In response, Tony Award-winning costume designer Gregg Barnes came up with alternative footwear from Prada, Christian Louboutin, and Betsey Johnson, all of which Ms. Bundy has happily worn since “Legally Blonde” opened on Broadway in April. The delicate designer footwear forces her to balance on the balls of her feet throughout the show to avoid catching a stiletto heel in the tracks where the scenery slides into place. But it’s worth it. “It was a character choice, believe me,” Ms. Bundy said, while standing in her pink-walled dressing room at the Palace Theater. “I was willing to do whatever it took.”
Combining the magic of Broadway with believable character wardrobes was a challenge for Mr. Barnes in designing costumes for “Legally Blonde.” In the lighthearted musical, Elle abandons the pastels of her California sorority house for the houndstooth and khaki of Harvard Law School. Based on the film starring platinum-coiffed starlet Reese Witherspoon, the show has netted seven Tony nominations, including one for Mr. Barnes’s costumes.
With elaborate dance numbers and a song named “Omigod You Guys,” the show risked becoming a caricature of itself, Mr. Barnes said. He worked to sidestep that tendency with the show’s 275 costumes. “The story could be a very cartoonish experience — that’s what the audience expects,” Mr. Barnes, who won a Tony in 2006 for the fantastical, 1920s-era costumes in “The Drowsy Chaperone,” said. “Part of the challenge is finding the fine line between heightening it for the quality of storytelling a musical needs and keeping it honest so they look like real people.”
In preparation for the show, Mr. Barnes and his assistants roamed the streets of Boston, New York, and Los Angeles’s Rodeo Drive, taking snapshots as they went. They pored over celebrity gossip magazines and browsed couture collections. All the costumes in the show are based on clothing Mr. Barnes saw along the way, including Elle’s first costume, a simple white minidress inspired by a snapshot of a blond woman walking down Fifth Avenue.

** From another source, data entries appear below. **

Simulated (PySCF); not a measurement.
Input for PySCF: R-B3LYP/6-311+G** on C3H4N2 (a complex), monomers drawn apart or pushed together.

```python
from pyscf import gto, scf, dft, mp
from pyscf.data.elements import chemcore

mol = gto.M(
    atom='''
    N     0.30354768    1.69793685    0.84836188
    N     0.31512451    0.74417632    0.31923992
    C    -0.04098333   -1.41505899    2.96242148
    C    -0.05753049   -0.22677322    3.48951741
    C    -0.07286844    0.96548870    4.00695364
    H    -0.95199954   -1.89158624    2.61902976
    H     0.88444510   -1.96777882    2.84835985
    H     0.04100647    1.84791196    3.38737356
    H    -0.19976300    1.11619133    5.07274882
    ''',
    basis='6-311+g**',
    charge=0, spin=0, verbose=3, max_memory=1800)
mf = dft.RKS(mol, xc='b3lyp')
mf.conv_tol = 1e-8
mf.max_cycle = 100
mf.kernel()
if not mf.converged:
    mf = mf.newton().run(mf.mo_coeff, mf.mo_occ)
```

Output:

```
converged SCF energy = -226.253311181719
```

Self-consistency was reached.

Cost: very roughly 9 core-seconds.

Mr. Barnes then set about recreating the looks he’d admired. The show is unusual for its mixture of purchased and custom-built costumes, Mr. Barnes said. His team bought much of the scruffy, scholarly attire worn in the Harvard Law scenes, in contrast to the specially designed “Juicy-Couture-goes-to-the-sorority-house” — as Mr. Barnes refers to it — garb sported by Elle’s California girlfriends. But many of the show’s costume changes — including 16 for Ms. Bundy alone, way above the average 10 for a Broadway leading lady — are so quick that they require custom-made, layered garments that peel off with a single zipper down the back.
Actors are notoriously particular about their costumes, but Mr. Barnes listened to their suggestions. At the request of Christian Borle, who plays Emmett, Elle’s law-school love interest, Mr. Barnes procured a T-shirt bearing the words “New Mission High,” a school in the “Roxbury slums” where Emmett grew up. For Paulette, the downtrodden hairdresser, Mr. Barnes’s team snapped a photo of her beloved bulldog, Rufus, and embroidered the image on a shirt. “We tried as hard as we could to make a detailed backstory for everything in the show,” Mr. Barnes said.
In “Legally Blonde,” clothing is crucial in illustrating Elle’s struggle to adapt her party-girl persona to her professional ambitions. “Elle needed to start pink, then lose her signature color as she loses a part of who she was, and then regain it as she marches back to the trial,” the director and choreographer of “Legally Blonde,” Jerry Mitchell, said. “The old saying ‘don’t judge a book by is cover’ is a theme. That was what we wanted to do — to be able to judge instantly, before the characters spoke. That way, as the characters grew, so could their appearance.”
In part because of the show’s thematic reliance on labels, the show inked an unusually high number of promotional tie-ins. Tiffany & Co. designed a locket for Elle and her pet Chihuahua, Bruiser. The hair product company Matrix stocked Paulette’s beauty salon. While many of the purses in the show are replicas, the cast also makes use — through a promotion — of four Lana Marks handbags, each of which retails for between $12,000 and $18,000. “The thing I love about placing a product like that, especially a luxury item that we couldn’t have afforded without that tie-in, is that the audience knows,” Mr. Barnes said. “It brings a whole history to the character, just by what they carry.”
The show also includes several “very flashy ” moments, Mr. Barnes said, such as Elle’s lightning-quick, onstage costume change in the first act. And dressing Chico and Chloe, the two canine stars of “Legally Blonde,” presented quite a challenge. Bruiser’s winter jacket, for example, had to be taken apart and stripped of the fiber filling to keep the dog cool and comfortable onstage, Mr. Barnes said. Ultimately, he found it easier to match Ms. Bundy’s clothes to Chico, instead of the other way around. Moreover, many of the human costumes had to be built with plastic-lined pockets for doggy treats, to prevent the greasy snacks from staining the clothes.
Mr. Barnes is no stranger to Tony Awards. Three years before his award for “The Drowsy Chaperone,” he was nominated for the costumes in “Flower Drum Song.” This Sunday evening when the Tony Awards are presented, he may well add another win to that impressive roster.